Architecture & Concepts

GISPulse is a modular geospatial engine built around a clear separation of concerns. This page explains the key abstractions, how they interact, and how the system processes spatial data.

High-Level Architecture

┌─────────────────────────────────────────────────────┐
│                    Entry Points                      │
│   CLI  │  REST API  │  Python SDK  │  QGIS Plugin   │
└────────┬────────────┬──────────────┬────────────────┘
         │            │              │
         ▼            ▼              ▼
┌─────────────────────────────────────────────────────┐
│                  Orchestration                        │
│   JobRunner  │  DAG Executor  │  Trigger Evaluator   │
└────────────────────────┬────────────────────────────┘
                         │
                         ▼
┌─────────────────────────────────────────────────────┐
│                   Rules Engine                        │
│   Rule Parser  │  Capability Registry  │  Validator   │
└────────────────────────┬────────────────────────────┘
                         │
                         ▼
┌─────────────────────────────────────────────────────┐
│                  Core Engine                          │
│   SessionManager  │  ExecutionStrategy  │  I/O Layer  │
└────────┬──────────────────────────────┬─────────────┘
         │                              │
         ▼                              ▼
┌─────────────────┐          ┌─────────────────────┐
│  DuckDB Engine  │          │   PostGIS Engine     │
│  (portable)     │          │   (persistent)       │
└─────────────────┘          └─────────────────────┘

The architecture is layered: entry points delegate to orchestration, which invokes the rules engine, which delegates to the core engine. The core engine abstracts the underlying spatial database through the ExecutionStrategy pattern.

Core Concepts

Dataset

A Dataset represents a spatial data source. It can be a local file (GPKG, GeoJSON, Shapefile), a remote service (WFS, OGC API Features), or a PostGIS table. Datasets are registered in the catalog and tracked by the session manager.

python

@dataclass
class Dataset:
    id: str
    name: str
    path: str          # file path, URL, or table name
    format: str        # gpkg, geojson, postgis, etc.
    crs: str           # EPSG code
    layers: list[Layer]

Layer

A Layer is a single feature collection within a dataset. A GPKG file may contain multiple layers. Each layer has a geometry type, attribute schema, and feature count.

Job

A Job represents a single execution of a rules pipeline. Jobs have a lifecycle: pending -> running -> completed | failed. The JobRunner manages async execution and status tracking.

python

@dataclass
class Job:
    id: str
    status: JobStatus   # pending, running, completed, failed
    rules: list[Rule]
    engine: str          # duckdb or postgis
    created_at: datetime
    completed_at: Optional[datetime]
    result: Optional[JobResult]

Rule

A Rule is a declarative instruction to apply a capability with specific parameters. Rules are defined in JSON and executed sequentially within a pipeline.

json

{
  "name": "buffered_parcels",
  "capability": "buffer",
  "params": {
    "input": "parcelles.gpkg",
    "distance": 100
  }
}

Capability

A Capability is a reusable spatial operation. GISPulse ships with 17 built-in capabilities (buffer, clip, spatial_join, etc.). Each capability implements the BaseCapability interface and is registered in the capability registry.

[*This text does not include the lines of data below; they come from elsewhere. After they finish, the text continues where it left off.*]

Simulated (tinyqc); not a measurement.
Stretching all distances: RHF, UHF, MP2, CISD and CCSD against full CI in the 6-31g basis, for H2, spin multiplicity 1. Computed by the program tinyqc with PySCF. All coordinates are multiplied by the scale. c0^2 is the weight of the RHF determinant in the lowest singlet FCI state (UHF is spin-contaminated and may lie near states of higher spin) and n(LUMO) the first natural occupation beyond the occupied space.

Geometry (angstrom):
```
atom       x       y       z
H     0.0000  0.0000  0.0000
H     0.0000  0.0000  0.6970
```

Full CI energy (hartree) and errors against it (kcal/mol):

Capabilities are engine-agnostic: the same buffer capability generates DuckDB SQL or PostGIS SQL depending on the active engine.

Engine

An Engine is a concrete implementation of the ExecutionStrategy interface. GISPulse includes two engines:

DuckDB — embedded, serverless, in-memory. No installation required.
PostGIS — persistent, server-based. Supports triggers, scheduling, and multi-user access.

Artifact

An Artifact is the output of a job. It can be a file (GPKG, GeoJSON), a PostGIS table, or a computed statistic. Artifacts are tracked by the session manager and can serve as inputs to subsequent rules.

Execution Flow

When you run gispulse run rules.json --engine duckdb, the following sequence executes:

CLI parses the command and loads the rules file
Rule Parser validates the JSON structure and resolves capability references
JobRunner creates a new Job with pending status
SessionManager initializes a session with the selected engine
I/O Layer imports input datasets into the engine (DuckDB in-memory tables or PostGIS tables)
For each rule, the engine:
- Resolves the capability from the registry
- Executes it with the provided parameters
- Stores the result as an intermediate layer
I/O Layer exports the final result in the requested format
JobRunner updates the job status to completed

rules.json → parse → validate → create job → init session
    → import data → execute rules (1..N) → export result → done

Engine Abstraction

The ExecutionStrategy pattern allows GISPulse to support multiple spatial engines behind a unified interface:

python

class ExecutionStrategy(Protocol):
    def execute_sql(self, sql: str, params: dict) -> Any: ...
    def import_layer(self, path: str, layer_name: str) -> str: ...
    def export_layer(self, layer_name: str, path: str, format: str) -> None: ...
    def list_layers(self) -> list[str]: ...

Each engine implements this protocol:

DuckDBStrategy — uses DuckDB's spatial extension with in-memory tables
PostGISStrategy — connects to a PostgreSQL/PostGIS instance via psycopg2

Switching engines is a runtime decision: --engine duckdb or --engine postgis. The rules file is identical.

Plugin System

GISPulse supports external entry points:

QGIS Plugin — dock widgets for datasets, jobs, scenarios, and triggers. Uses QThread workers for background execution.
ArcGIS Add-in — dockpanes with geoprocessing tools that call the GISPulse API.
Tauri Desktop — standalone React + MapLibre GL JS application.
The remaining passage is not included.